It’s hard to cheer up a Conservative at the moment. Things are every bit as bad as they look. The economy is roaring ahead but it seems that voters don’t much care: most see the recovery as something that’s happening to someone else.

Crime is at its lowest for 20 years, shop tills are ringing as never before, pensioner poverty is at an all-time low. Yet every professional forecaster says the Tories are now six days away from defeat. Not that they put it like that.

The forecasts, on average, put the Conservatives on course to become the largest single party with about 282 seats, 15 more than Labour. But in this scenario, Cameron could still lose — unable to form a majority even with the Liberal Democrats and the DUP.

The anti-Tory alliance (to use the phrase adopted by its matriarch, Nicola Sturgeon) would be the larger force. These forecasts, and the opinion polls, have hardly shifted in six weeks. They’re unlikely to change much in six days.

Opinion polls can, of course, be wrong — especially when it comes to underestimating Tory votes.

“I have a haunting feeling that there is a silent majority sitting behind its lace curtains, waiting to come out and vote Tory,” wrote Barbara Castle in the weekend before the polling day of 1970. She was right. “The pollsters have a lot of explaining to do,” grumbled Harold Wilson on his way out of No 10.

As they did in 1992, when John Major confounded pollsters by winning more votes than any prime minister in history. Opinion sampling is much improved since then, but that didn’t stop Israeli pollsters confidently predicting the defeat of Benjamin Netanyahu just a few weeks ago. The problem there was converting the national share of vote into prediction for a number of seats. That’s the problem here, too — a great many seats may come down to 500 votes. In which case, the polls are essentially meaningless.

A painful victory

For those dreading Ed Miliband’s rule, this — the fallibility of pollsters — is the straw to grasp at. The only real consolation for Conservatives is that Miliband’s victory may be more painful for him than any defeat. If the forecasters are right, then Alex Salmond will come down from Scotland, much as James I did, to rule England. His SNP would enstool Miliband unconditionally, so as to spend the next five years torturing him. Salmond recently told me the plan: avoid coalition, back Miliband on a vote-by-vote basis, extract a concession every time.

So every time Labour wants a Bill passed, Miliband would have to go on bended knee with an offering to Salmond, the deity of majorities. This would, in turn, make Ed Miliband very wary of passing Bills. When Salmond himself was running a minority government, the amount of legislation he fed to the Scottish Parliament dropped markedly. It’s arguable — just about — that an underactive Labour government is not as bad as a majority one. That the fewer laws they are able to pass, the better off the rest of us are.

For example, the SNP may very well decree that the High Speed Rail network must start in Edinburgh if it is to proceed at all. This would be unaffordable, and the whole wretched project could be scrapped. The effects of political deadlock are often exaggerated. When the Belgian parliament failed to produce a government after the election of 2010, the country enjoyed 589 glorious days without one. The economy surged and unemployment plunged — when a prime minister was eventually found, this progress halted.

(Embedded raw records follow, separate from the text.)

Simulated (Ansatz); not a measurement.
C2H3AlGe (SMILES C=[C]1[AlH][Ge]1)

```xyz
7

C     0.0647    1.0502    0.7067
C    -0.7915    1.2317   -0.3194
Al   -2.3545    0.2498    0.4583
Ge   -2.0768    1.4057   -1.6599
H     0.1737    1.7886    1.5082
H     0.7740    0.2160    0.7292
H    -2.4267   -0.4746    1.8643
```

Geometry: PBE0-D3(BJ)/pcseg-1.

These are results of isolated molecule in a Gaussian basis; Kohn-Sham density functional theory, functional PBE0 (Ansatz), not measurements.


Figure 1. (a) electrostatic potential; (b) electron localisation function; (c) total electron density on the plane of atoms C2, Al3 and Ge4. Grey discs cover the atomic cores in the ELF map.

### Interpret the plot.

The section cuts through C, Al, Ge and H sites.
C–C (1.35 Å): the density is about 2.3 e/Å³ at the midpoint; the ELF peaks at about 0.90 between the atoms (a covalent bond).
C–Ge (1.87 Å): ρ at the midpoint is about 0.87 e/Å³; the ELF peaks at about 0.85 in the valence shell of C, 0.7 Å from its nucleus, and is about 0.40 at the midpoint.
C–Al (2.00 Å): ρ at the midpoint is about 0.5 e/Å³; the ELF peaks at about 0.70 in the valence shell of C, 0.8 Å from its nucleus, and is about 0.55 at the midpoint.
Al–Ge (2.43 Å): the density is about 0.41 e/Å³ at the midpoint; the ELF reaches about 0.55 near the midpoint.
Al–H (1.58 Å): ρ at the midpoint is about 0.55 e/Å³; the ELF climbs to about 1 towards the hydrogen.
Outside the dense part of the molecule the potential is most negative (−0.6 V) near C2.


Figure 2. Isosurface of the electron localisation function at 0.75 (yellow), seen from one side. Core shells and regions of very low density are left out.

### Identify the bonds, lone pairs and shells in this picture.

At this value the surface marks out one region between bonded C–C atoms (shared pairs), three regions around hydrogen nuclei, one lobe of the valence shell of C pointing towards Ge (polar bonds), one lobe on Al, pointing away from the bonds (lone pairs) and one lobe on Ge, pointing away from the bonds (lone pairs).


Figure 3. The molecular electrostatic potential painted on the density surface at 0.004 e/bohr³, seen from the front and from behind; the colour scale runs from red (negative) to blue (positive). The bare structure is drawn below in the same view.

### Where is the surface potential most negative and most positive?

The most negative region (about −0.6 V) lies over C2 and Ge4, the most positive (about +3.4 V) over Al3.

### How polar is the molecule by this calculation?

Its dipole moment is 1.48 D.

Hung parliament an investor’s friend

Nor did the United States economy grind to a halt during its last government shutdown: it kept growing, at a steady clip. It’s quite possible that Britain’s recovery has its own momentum now, and could survive whatever obstacles Miliband throws in its way. That’s certainly the advice of Panmure Gordon, a stockbroker, to its clients. The British general election doesn’t matter too much to the recovery, it says — a hung parliament is an investor’s friend as it clips the wings of meddling politicians.

If Miliband wanted radically to reshape the tax system, or inflict a series of Soviet-style price controls, he would need parliamentary authority: “Investors favouring a conclusive election result should be careful what they wish for.” You can certainly argue that the economic differences between the two parties are not as great as they like to make out. Labour says it will raise the minimum wage to pounds 8 an hour by 2020 — but this is where it would end up anyway, if it continues its past trajectory.

Ed Balls said this week that he’d allow the 40 per cent tax threshold to rise with inflation — which means, in effect, that he’d match the Tories’ much-vaunted proposal to lift it to pounds 50,000 by 2020. The main difference between the two parties is that only one of them spells this out.

Even when it comes to national debt, they are not so far apart. George Osborne has increased it by 40 per cent, and wants to leave it there. Labour could raise it by another 7 per cent — irresponsible, certainly, but hardly likely to send us into a Greek-style death spiral.

Global markets remain desperate to lend money to governments. Even bailed-out Spain can borrow at 1.5 per cent, a better rate than prudent Britain is offered. Five years ago, Osborne could claim that the bond markets would hammer governments who did not deal with their deficits.

A little mayhem can’t be that bad

Looking around Europe now, it’s harder to make that claim. There are some Conservatives who despair so much at David Cameron that they plan not to vote Tory now, arguing that five years of Miliband would not be so much worse. And this is how to justify it: to argue that a little parliamentary mayhem can be no bad thing. That the fundamentals behind the recovery — low inflation, low interest rates — are hard to destroy. That the extra debt won’t be too bad or that Miliband will lack the parliamentary authority to do too much damage. Or that his government will be such a shambles that it could put Labour out of power for a generation.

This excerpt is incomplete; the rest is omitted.